The Communist Party played a leading role in the Italian resistance. In Florence, the Allies had arrived too late to stop an uprising. It had broken out at the beginning of August 1944, and thus the partisans were able to appoint their own governor of the region – a move that was not at all popular among the Allies. The events in Florence set alarm bells ringing in Allied circles, and during the bitter winter of 1944-45 the resistance movement was given almost no support. The partisans nevertheless fought on, and no Nazi troops dared enter working-class areas in the major cities in Northern Italy.

During the spring of 1945, the third and largest wave of strikes swept Northern Italy, involving over a million workers. In Turin, a general strike broke out in April. Factories were occupied. This was the starting signal for uprisings in Genoa and Milan. In Genoa, the workers took 9 000 German soldiers prisoner and forced them to surrender to the partisans – not to the Allies. By 1 May, the whole of Northern Italy had been liberated, not just from Nazi oppression, but also from the rule of the employers.14 The people had even managed to protect the Italian factories from being destroyed by the Nazis. Committees deeply rooted in the working class emerged through­out the region and took over the reins of local government. They assumed control both of the public sector and of industrial production. Fascists were ejected from the state administration and from many private companies.15

As a rule, the factory workers pursued their struggle unarmed. But hun­dreds of thousands of Italians (actively supported by at least as many more) took part in armed guerrilla actions against German and Italian fascists. Some 100 000 partisans and their civilian supporters died in the fighting.

The Allies’ contribution to the struggle in northern Italy consisted of the RAF (the British Royal Air Force) carrying out large-scale bombing raids on Milan, Turin, Bologna and other cities in the region. Working-class areas in particular were targeted. In other words, the Allies bombed those people who were at the forefront of the local anti-fascist struggle. While they did drop some supplies to the partisans, so as not to appear too one-sided, these consisted only of a few weapons – and chocolate. The supplies were mainly channelled to the smallest and non-communist part of the resist­ance movement.

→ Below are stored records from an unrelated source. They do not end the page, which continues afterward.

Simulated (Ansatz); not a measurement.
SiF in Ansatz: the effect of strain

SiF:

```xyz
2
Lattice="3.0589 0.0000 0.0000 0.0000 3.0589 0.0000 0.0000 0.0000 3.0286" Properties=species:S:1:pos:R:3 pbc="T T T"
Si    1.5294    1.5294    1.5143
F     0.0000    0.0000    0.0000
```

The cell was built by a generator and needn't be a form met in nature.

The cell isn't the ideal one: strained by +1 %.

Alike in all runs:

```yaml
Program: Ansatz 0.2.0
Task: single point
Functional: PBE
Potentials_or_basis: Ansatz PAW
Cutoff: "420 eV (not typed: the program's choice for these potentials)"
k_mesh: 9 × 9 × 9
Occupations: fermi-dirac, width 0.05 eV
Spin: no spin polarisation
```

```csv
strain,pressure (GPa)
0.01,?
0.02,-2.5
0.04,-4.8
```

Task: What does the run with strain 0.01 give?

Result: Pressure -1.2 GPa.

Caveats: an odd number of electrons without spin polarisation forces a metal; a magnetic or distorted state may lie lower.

Had they contributed weapons and other kinds of support to the popular uprising, the whole of Italy would have been liberated with the loss of far fewer lives. But in that case it might all have ended in a socialist revolution, and this was something neither the Allies nor the leadership of the Italian Communist Party wanted to see. They prevented such a development.

60% of the partisans were Garibaldini, i.e. Communist members of the un­derground. Towards the end of the war, the Communist Party also gained considerable support in the factories. Up to then, it had not been able to control the struggle. Palmiro Togliatti, head of the Italian party, returned from Moscow in March 1944 with strict instructions from Stalin not to carry out a socialist revolution in Italy. Accordingly, the Communist Party gave its backing to the reactionary Badoglio government and shelved its demand for the establishment of a republic. After the war, the party joined a coalition government with the Christian Democrats, but was eventually ejected, when they had tamed the revolutionary movement. For many years thereafter, Italy had to suffer a government of Mafia-backed Christian Democrats.

War on the Greek people

In Greece, the resistance against the Nazis was even more successful, but British troops, abetted by Stalin, stopped the movement violently.

Before the war Greece had been within the British sphere of influence. In early 1941, the British government had persuaded the Greek king to let British troops into the country. However, when the Nazi army invaded in April of that year, they defeated the combined British and Greek forces in a couple of months. The British soldiers were rapidly evacuated, and the fight against the occupying troops was left to the partisans.

The Greek people suffered tremendous hardship. The invaders confis­cated the summer harvest to feed the 300 000 occupying troops from Germany, Italy and Bulgaria. During the winter of 1941-42, more than 200 000 Greeks died of starvation, but the resistance movement grew. People in rural areas gave the guerrilla fighters shelter, despite barbarous acts of vengeance by the Nazis. In 1943, unarmed workers demonstrated in Athens against sending people to labour camps in Germany. At least ten Greeks were shot dead and some 100 badly wounded. But the dem­onstrators won the day – Germany thereafter refrained from recruiting forced labour in Greece.16

Churchill did not wish to provide support to a mass movement in which so­cialist ideas were prominent. In April 1943, he issued instructions that only royalist resistance groups were to be supplied with weapons and informa­tion by British agents.17 It was only due to the surrender of the Italian army in 1943 that the Greek Liberation Army (Ellinikos Laïkos Apeleftherotikos Stratos, ELAS) got access to large supplies of arms. Throughout the war, the British government provided massive funding in a bid to build up guerrilla groups that slandered and attacked ELAS.

Despite this, ELAS tried to cooperate with the Allies. They provided the bulk of the force that blew up the strategic Gorgopotamos railway bridge. This cut the German supply lines through Greece and caused problems for Hitler’s campaign in North Africa. During the months when the British and the Americans were planning their landing in southern Italy, ELAS also carried out a series of sabotage actions in order to distract the attention of the German and Italian forces.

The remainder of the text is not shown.